Money For Old Rope

 How long is a piece of string? David Shrigley can't answer that, but he can tell you how much it weighs. His latest installation, titled Exhibition of Old Rope, is quite literally an exhibition of 10 tonnes of old rope, accumulated by him over months, and left in towering mounds in this swanky gallery in London's Mayfair.

Rope Circle
Wendy Taylor (b. 1945)
Photo Credit: Anthony McIntosh/Art/UK. [CC BY-NC-ND]


Most of it is marine rope destined for landfill. It's hard to recycle this stuff, it seems, and there's an endless supply of it dumped around the world. So Shrigley scooped up as much of it as he could find, piled it up and put a massive price tag on it.

The work can be yours for £1m. And that's the point of the whole show: this is literally money for old rope. It's not that deep - it's just an idea taken to its logical conclusion, a pun taken too literally.

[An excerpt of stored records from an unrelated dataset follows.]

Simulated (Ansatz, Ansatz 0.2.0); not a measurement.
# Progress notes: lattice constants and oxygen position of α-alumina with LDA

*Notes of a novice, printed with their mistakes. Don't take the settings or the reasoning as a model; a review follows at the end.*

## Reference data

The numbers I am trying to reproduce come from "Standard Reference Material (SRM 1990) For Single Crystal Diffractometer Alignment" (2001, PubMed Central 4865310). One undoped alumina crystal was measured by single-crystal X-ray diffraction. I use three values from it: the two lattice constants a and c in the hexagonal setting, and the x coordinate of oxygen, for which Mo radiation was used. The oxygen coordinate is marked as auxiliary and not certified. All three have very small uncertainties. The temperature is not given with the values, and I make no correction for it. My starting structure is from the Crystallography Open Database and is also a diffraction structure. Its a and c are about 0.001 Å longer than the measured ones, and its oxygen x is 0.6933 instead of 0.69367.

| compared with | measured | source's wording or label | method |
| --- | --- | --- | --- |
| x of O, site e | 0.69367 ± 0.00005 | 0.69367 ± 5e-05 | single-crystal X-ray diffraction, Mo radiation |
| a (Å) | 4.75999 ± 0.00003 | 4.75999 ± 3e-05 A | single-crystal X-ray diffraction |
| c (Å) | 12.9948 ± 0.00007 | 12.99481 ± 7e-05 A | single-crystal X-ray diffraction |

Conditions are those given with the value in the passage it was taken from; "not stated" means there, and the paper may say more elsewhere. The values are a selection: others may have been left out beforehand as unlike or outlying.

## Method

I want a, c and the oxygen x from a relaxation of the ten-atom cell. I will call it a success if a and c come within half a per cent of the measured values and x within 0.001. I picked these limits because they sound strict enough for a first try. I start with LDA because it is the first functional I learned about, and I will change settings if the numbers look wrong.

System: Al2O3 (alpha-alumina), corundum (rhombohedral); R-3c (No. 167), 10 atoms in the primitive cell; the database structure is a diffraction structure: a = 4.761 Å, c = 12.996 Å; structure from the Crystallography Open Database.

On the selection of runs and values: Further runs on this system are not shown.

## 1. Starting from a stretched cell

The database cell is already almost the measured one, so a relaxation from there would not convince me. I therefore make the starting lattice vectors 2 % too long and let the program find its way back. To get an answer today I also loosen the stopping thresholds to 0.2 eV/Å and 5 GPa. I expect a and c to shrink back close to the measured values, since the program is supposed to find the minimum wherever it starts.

Shrigley made his name with deadpan visual one-liners: simple paintings with simple phrases across them, a bunch of self-deprecating but often funny non sequiturs.

And that's exactly what this is; a joke with no punchline, just an idea and a price tag.

And it looks great, largely because it looks pretty much like any other conceptual art installation. Piles of discarded rubbish have been a common sight in art galleries for decades, but this is the first one to do it quite so sarcastically and knowingly. It's as if If Shrigley is gamely admitting that, well, this is all a bit stupid.

The issue here is that, at its root, this is art about the value of art, about what people are willing to pay for an idea, about which ideas have value and which don't.

I don't think the financial value of art is all that interesting. What rich people do with their money is about as relevant to me as what they have for breakfast. Making a snarky comment about the value of art in a gallery that's struggling to survive financially (SFG [Stephen Friedman Gallery] announced some pretty huge losses earlier this year) does feel a bit awkward too. It's as if Shrigley is saying: "You lot would buy any old crap, wouldn't you?" Yet this gallery is having quite a hard time selling things.

Maurizio Cattelan, the artist now famed for making a golden toilet that was stolen, made a similar point - in a more aesthetically impactful way - when he taped a banana to a wall at an art fair in 2019 and sold it for more money than anyone should ever spend on a banana. But that was then, when the art world was a lot more boomy...

In a very Shrigley way, the work's disarming. Look at you, wandering around a fancy gallery trying to think deep thoughts about piles of rope. It's obscene, ridiculous, funny. I want to pick it apart, untangle its conceptual threads and prove that they don't weave into anything sensible - but obviously they don't. The threads are just a big mess. Part of me wants to go all lyrical and describe the colours and fabrics, the smell, the history implied in each strand, the narratives of the hands that once pulled these ropes and yadda, yadda, yadda.

But I don't think that's the point. It really is just some old rope. And that's kind of great.

(Eddy Frankel, The Guardian, 2025)


Paying a million pounds for a pile of discarded rubbish tells us far more about the buyer than the seller. Shrigley, like countless conceptual artists before him, has realised that there is no shortage of people ready to part with their money for a load of old rubbish. No doubt he does think that any old crap can be sold to the gullible. 

Anyway, time to eat a banana and arrange all my odd socks on the front door. And of course, I'll invite Eddy Frankel round to untangle their conceptual threads and to describe the colours and fabrics, the smell and the history implied in each one.